Antarctic ice shelves, or the floating extension of terrestrial glaciers, help limit Antarctica’s contribution to global sea level rise by slowing the export of grounded ice into the Southern Ocean. Identifying the distribution of meltwater from the ocean-driven melt of these ice shelves helps determine where and at what rate they are thinning, providing insight into how quickly their buttressing effect is diminishing. In regions with rapid ice shelf melt, the resulting freshwater flux into the coastal ocean contains enough buoyancy forcing to reshape coastal currents and alter ocean stratification up to thousands of kilometers from the meltwater’s source. Global circulation models are employed to help understand how ice shelf meltwater modifies the Southern Ocean and are extended forward in time to attempt to predict the consequences of a future with increased ice melt. However, because they are unable to efficiently resolve small scale turbulent mixing, these models make assumptions regarding the mechanisms that drive the mixing and use parameterizations to simplify the effects of turbulence, such as the diffusion rates heat and salinity. While common turbulence parameterizations have been found to work well throughout much of the Earth’s oceans, the lack of in situ turbulence measurements near Antarctica have left parameterizations comparatively uniformed and untested near melting ice shelves. This dissertation works to improve the understanding of the downstream effects of ice shelf meltwater via the collection of rare in situ oceanographic measurements near Antarctic ice shelves.

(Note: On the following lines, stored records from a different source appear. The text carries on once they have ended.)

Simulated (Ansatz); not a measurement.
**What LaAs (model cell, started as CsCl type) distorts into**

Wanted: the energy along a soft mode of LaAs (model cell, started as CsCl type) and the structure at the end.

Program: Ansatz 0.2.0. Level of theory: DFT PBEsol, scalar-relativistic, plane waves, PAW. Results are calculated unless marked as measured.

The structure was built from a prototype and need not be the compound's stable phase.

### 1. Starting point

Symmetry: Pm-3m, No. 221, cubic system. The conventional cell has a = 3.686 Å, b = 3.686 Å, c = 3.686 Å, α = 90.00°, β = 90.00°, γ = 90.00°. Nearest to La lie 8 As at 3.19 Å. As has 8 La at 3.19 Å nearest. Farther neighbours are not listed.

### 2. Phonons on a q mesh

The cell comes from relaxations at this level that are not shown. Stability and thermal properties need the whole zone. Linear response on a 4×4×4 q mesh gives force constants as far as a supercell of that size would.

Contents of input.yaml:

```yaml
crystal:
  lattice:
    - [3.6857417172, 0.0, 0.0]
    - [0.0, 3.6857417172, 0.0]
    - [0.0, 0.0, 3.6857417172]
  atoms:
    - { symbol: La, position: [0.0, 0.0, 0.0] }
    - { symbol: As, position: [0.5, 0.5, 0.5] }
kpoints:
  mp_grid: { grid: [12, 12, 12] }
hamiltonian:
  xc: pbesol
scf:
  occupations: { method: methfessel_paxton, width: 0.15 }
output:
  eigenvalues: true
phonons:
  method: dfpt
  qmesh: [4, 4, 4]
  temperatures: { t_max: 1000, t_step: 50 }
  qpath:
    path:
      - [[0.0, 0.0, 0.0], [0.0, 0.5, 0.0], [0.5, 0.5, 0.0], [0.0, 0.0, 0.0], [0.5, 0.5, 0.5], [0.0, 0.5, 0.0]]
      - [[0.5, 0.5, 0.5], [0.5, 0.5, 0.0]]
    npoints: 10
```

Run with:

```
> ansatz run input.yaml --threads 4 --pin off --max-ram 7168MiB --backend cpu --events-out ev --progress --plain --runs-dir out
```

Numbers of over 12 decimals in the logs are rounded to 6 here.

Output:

Here, we present the identification and analysis of meltwater layers within the Southern Ocean near two Antarctic ice shelves. At Nansen Ice Shelf, traces of meltwater in the form of frigid Ice Shelf Water were observed at the opening of the ice shelf cavity, and vertical heat flux estimates derived from direct measurements of microstructure turbulence show approximately 10 W m-2 of heat transport into the meltwater from both above and below. The position of this layer within the water column was heavily modified by the presence of a coastal, submesoscale eddy, which lifted the meltwater toward the ice shelf-ocean interface, potentially resulting local variations in basal melt rate. On the other hand, at Dotson Ice Shelf, ice shelf melt in the form of warmer Glacial Meltwater was observed across two layers in front of the ice shelf cavity at quantities not observed for over a decade. These meltwater layers were determined to be largely derived from different sources, with the deeper Subglacial Meltwater layer originating from beneath the western corner of Dotson Ice Shelf, and the shallower Ventilated Meltwater layer originating from the previous melt of other upstream ice shelves. Here, additional but more limited measurements of turbulence were used to validate modeled energy dissipation rates, which then again indicate approximately 10 W m-2 of heat transport through the meltwater: largely upwards through the deeper layer and downwards through the shallower layer. Our results show that the meltwater layers resulted in the formation of step-like changes temperature stratification, which support particularly efficient mixing. Together, the observations from these two unique ice shelf systems show that melt from ice shelves is intrinsically tied to local oceanography, and that our ability to predict how future changes in the Antarctic cryosphere will affect global thermohaline circulation relies on the accuracy of well-informed ocean mixing parameterizations.